Committee on Agriculture
Other Market Access Elements
Cairns Group[*] contribution
The following communication, dated 2 June 2006, is being circulated at the request of the Delegation of Australia on behalf of the Cairns Group.
1. As agreed in the July 2004 Framework, the following issues, which are independent of other parts of the market access pillar, need to be included in modalities.
Tariff quota administration and in-quota tariffs
2. An effective TRQ system should not impede the flow of trade within the scheduled volume limit. However, poor administration of TRQs and high in-quota duties often make it difficult to fill TRQs.
3. This is why paragraph 35 of the 2004 Framework Agreement makes clear that the reduction or elimination of in quota tariff rates for all tariff quota lines and operationally effective improvements in tariff quota administration are important issues to be dealt with as part of modalities if Members are to fully benefit from market access opportunities under tariff rate quotas.
4. There is therefore a need for a set of generally applicable rules. Underfill of existing quotas is a particular problem that needs to be addressed. Detailed provisions on tariff quota administration, including on the special and differential treatment aspects, will need to be included in the modalities text.

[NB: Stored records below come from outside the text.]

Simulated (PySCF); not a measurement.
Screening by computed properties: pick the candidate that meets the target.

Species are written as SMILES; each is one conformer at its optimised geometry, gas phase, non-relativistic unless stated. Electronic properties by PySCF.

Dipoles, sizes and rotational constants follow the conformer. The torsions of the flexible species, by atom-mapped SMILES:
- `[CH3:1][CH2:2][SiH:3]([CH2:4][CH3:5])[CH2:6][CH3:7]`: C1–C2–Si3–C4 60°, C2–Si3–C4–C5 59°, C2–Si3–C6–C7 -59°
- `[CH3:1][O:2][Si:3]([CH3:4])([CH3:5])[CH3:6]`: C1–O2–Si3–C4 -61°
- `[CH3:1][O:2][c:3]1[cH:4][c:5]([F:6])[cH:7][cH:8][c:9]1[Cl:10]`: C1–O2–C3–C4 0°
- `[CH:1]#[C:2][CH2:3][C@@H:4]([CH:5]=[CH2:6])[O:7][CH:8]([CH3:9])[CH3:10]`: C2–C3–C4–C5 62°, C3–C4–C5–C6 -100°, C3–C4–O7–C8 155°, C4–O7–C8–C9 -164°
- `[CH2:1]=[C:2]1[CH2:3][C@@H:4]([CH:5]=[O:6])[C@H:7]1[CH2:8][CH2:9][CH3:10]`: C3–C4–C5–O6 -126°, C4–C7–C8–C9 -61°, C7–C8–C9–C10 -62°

5. On in-quota tariffs the following language is proposed for inclusion in modalities agreement:
"All in-quota tariff rates shall be eliminated during the implementation period for developed countries, including for sensitive products."
Special Agricultural Safeguard (Article 5 of the AoA)
6. The question of the special agricultural safeguard also needs to be addressed to ensure that Members are able to fully benefit from market access opportunities that result from the Doha negotiations.
7. The SSG was designed as a transitional mechanism during the Uruguay Round to assist the tariffication process. This transition is now complete and there is no need for a continuation of the SSG. Experience shows that some SSGs have become almost permanent access barriers, and due to this risk, SSGs need to be eliminated on all tariff lines into developed country markets.
8. The following language is proposed for inclusion in the modalities.
"The Article 5 Special Safeguard shall be eliminated at the beginning of the implementation period for all tariff lines. Special and differential treatment for developing countries will be taken into account."
9. The following language is proposed for inclusion in the modalities:
"All non-ad valorem tariffs will be converted to ad valorem terms and bound in this form".
10. Tariff escalation will also need to be addressed as part of modalities, and we support various efforts made by other Members to operationalize this concept in modalities.
[*] Australia, Argentina, Bolivia, Brazil, Chile, Colombia, Costa Rica, Guatemala, Indonesia, Malaysia, New Zealand, Pakistan, Paraguay, Philippines, South Africa, Thailand, Uruguay.